On top of that, the NLD government appears to be curtailing freedom of speech: first when alleged government pressure forced the Myanmar Times into sacking reporter Fiona MacGregor, after she reported on the systematic rape by security forces in Rakhine state, and then with the imprisonment of two Burmese journalists from the country’s largest newspaper. “The press crackdown is clearly meant as intimidation. Myanmar officials – and this includes Ms. Suu Kyi – have never operated in an atmosphere of a free press… the firing of MacGregor and the arrests of the top newspaper executives are a bad sign, to say the least,” reads an editorial in the Bangkok Post.
Than Htut Aung, CEO of the Eleven Media Group, who was arrested this month, gave a damning indictment of the NLD’s languid pace of reforms when writing for the Asia News Network a week before his detention. “Across the country, commodity prices have increased at an alarming rate and inflation is in the double digits. The government has been largely unable to address the problem of growing income inequality. Demonstrations and protests have occurred in numerous places and for a variety of reasons. The NLD has also failed to tackle the corruption and crony capitalism that were prevalent in the previous government,” he wrote, adding:
“Citizens have become disappointed with the close ties that some NLD members formed with crony capitalists. The newly elected NLD officials’ rosy relations with the corrupt officials from the previous bureaucracy are grave concerns for the Myanmar people. In social media, stories have circulated about a newly elected minister, making just $2,500 a month, being seen wearing a $100,000 Patek Philippe watch. For many Myanmar people who make $2 a day, this is a source of great disbelief and resentment.”

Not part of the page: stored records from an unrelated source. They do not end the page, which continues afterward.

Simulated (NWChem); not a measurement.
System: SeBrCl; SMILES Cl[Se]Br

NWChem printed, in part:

(It should be noted that it was this allegation of quid pro quo, reprinted on Facebook in Burmese, that led to Than Htut Aung being sued by Chief Minister Phyo Min Thein for defamation and his arrest.)
Bertil Lintner is a highly respected commentator, and one should give pause when he says that the NLD “stood for a new order” and the vote for it “was a vote for change – and that was what people expected from the new government. But, what many are seeing is just more of the same.” As he termed it, Suu Kyi’s halo is slipping. He went on: “A year after the party in the streets of Yangon and elsewhere, a bitter reality is setting in. It was much easier to be the heroine of democracy than to rule a country torn apart for decades by civil war and ethnic and political strife.”
Comparisons between Suu Kyi and Nelson Mandela had become cliché and journalistic prettification long before the NLD’s victory last year. But, inadvertently, such a comparison might be more perceptive than first glance allows. Granted, both individuals endured decades of sacrifice and struggle to liberate their respective countries from tyrannies. But what employers of this equivalence often miss is what happened afterwards.
Twenty-two years after the end of apartheid, the lives of many black South Africans remain as perilous and poor as they were back then. As numerous writers have noted, the most radical change to take place once the racial laws were torn up was that the old, white ruling class was joined by a small, new black elite. What had gone wrong? I quote Slavoj Žižek from his book Trouble in Paradise: “The old African National Congress” – the party of Nelson Mandela – “promised not only the end of apartheid, but also social justice, even a kind of socialism.” But, once in power, the promise of a new world was eroded, either by the forces of capital or by the tempting influence of power. The degradation of an ideal and the unfulfilled promises is not only despairing for South Africa but also cautionary for other would-be liberators.
Back to Myanmar, is not the same happening now? Democracy has been achieved but missing is the realization of the social justice that was thought to accompany it. As Than Htut Aung wrote: “The people of Myanmar are still anxiously waiting for the reforms that the NLD government promised.”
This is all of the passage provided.